Social media has its roots in the urban landscape of hip and hype, blackberries and asphalt. Our farm's roots sink into a sandy loam more than a six hour drive from any major metropolis -- whether Omaha to the South, Denver to the West, Minneapolis to the East, or some Canadian city to the North I would assume. (They have cities in Canada right?)
Yet, rural isolation no longer means disconnection from the human world. Check out this article on farming in the age of Social Media:
Facebook is a great medium for connecting to our farm. There will be more daily updates, more opportunities to comment and share your experiences. This month, we are uploading a photo a day from the farm accompanied by a quotation from Wendell Berry, the poet and sage of the small farm.
How can Facebook become more useful in making connections between farmers and eaters? Connections between farmers and other farmers? People and the ecosystems that sustain them?
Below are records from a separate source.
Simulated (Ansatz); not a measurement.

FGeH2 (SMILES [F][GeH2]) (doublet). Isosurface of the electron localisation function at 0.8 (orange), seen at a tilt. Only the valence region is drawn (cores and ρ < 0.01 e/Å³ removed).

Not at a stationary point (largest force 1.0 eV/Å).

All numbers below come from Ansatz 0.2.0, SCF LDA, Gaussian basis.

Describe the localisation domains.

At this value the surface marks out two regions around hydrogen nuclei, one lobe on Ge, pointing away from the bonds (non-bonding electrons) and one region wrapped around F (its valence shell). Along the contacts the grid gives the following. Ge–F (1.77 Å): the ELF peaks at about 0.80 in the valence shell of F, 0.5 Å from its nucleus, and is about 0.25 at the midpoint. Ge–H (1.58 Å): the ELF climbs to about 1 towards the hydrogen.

James Farrell, a professor of Environmental Studies at St. Olaf College, offers ruminations on a new sort of Facebook, ideas from a chapter in his book the Nature of College that Farrell co-wrote with Mark Werner, farmer at Muddy Pumpkin Farms. Check out more details on the book on the Milkweed Press website.
And let us know. What information should we tell you about our daily farming life? What type of social media would put a Face on our Food? Can we tweet the Farm to your Table?
I don't think the answer is FarmVille.